The morning has arrived in full by the time we return to the car. Jane feeds me pea snacks as we drive back south, stopping just before the entrance to Big Sur Valley at Andrew Molera State Park, a sprawling coastal acreage of campgrounds and meadows, wind-swept bluffs, and oak groves abutting the Big Sur River as it flows toward the tidal lagoon where it meets the sea. Unfortunately, most of the trails to the west are inaccessible to us, as the footbridge across the river has not yet been installed for the season. We make do with a short stroll down the Bobcat Trail, a flat dirt path along the eastern bank of the river, which takes us past the derelict buildings of the old Molera Ranch - now converted into a historic museum and a headquarters for the Ventana Wildlife Society. Jane and I spend the morning birding and taking photos of the ranch’s beautiful, century-old oak trees, which stand majestically against hillsides of coastal scrub beneath a brilliant sun - the classic chaparral landscape that so completely embodies coastal California.

Afterwards, we drive the short distance back to our lodge at Pfeiffer Big Sur State Park. Leaving our car near the main office, we set off on the Valley View Trail, which follows Pfeiffer Creek through groves of coastal redwoods before switchbacking to a ridgeline east of the valley. Jane and I have some fun posing with these thousand-year-old organisms. The trees thrive in the Sur’s heavy winter rains and temperate, year-round fog, which condenses and provides moisture all along the height of their colossal boughs. At one bend in the path, Jane poses for a photo inside the trunk of a burnt-out redwood. The result is comically Lilliputian; wearing her field hat and pink windbreaker, she looks like a Columbia-sponsored human field mouse, huddled at the base of a hollow oak tree.
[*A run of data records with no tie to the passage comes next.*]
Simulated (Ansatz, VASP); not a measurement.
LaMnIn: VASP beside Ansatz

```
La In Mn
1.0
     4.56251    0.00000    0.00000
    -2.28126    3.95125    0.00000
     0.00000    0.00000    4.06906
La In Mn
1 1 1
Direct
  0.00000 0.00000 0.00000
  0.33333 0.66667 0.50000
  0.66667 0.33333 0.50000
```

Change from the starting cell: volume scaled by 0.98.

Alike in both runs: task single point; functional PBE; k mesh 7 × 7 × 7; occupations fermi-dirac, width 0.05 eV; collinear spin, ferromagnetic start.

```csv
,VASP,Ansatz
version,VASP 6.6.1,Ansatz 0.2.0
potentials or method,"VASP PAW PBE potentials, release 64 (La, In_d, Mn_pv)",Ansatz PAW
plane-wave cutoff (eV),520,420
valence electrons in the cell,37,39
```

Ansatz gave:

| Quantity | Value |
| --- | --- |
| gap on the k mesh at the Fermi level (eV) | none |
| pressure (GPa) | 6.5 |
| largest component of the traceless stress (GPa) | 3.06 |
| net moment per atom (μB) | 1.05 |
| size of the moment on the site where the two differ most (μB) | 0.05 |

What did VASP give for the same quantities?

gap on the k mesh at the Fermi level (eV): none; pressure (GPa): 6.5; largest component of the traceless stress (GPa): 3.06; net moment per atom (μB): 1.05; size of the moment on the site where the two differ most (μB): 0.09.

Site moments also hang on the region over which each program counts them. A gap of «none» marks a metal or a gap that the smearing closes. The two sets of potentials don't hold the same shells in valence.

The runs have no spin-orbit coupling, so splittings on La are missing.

As the trail turns uphill, we leave behind the temperate rainforest world of redwoods, ferns, and clover carpets, and ascend into the sage scrub hillsides of the coastal range. Though the path is steep, the transition feels quite gradual, as the high branches and rich sienna bark of the redwoods continue to greet us switchback after switchback. Panting for air, we eventually make it above the treetops; the climb flattens into a ridge walk along the eastern rim of the valley. A mile later, we reach a west-facing overlook that serves as a breezy rest stop and turnaround point. The view across the valley, especially at mid-day, is nothing to write home about (dominated as it is by the highway), but there is a lovely glimmer of the blue Pacific to our northwest. As Jane and I pose for a selfie, I tear a hole in the butt of my hiking pants on a perfectly positioned sharp rock. Despite my wife’s protestations, I refuse to wear a different pair of pants for the remainder of our trip (or indeed, for the rest of our time with family in California).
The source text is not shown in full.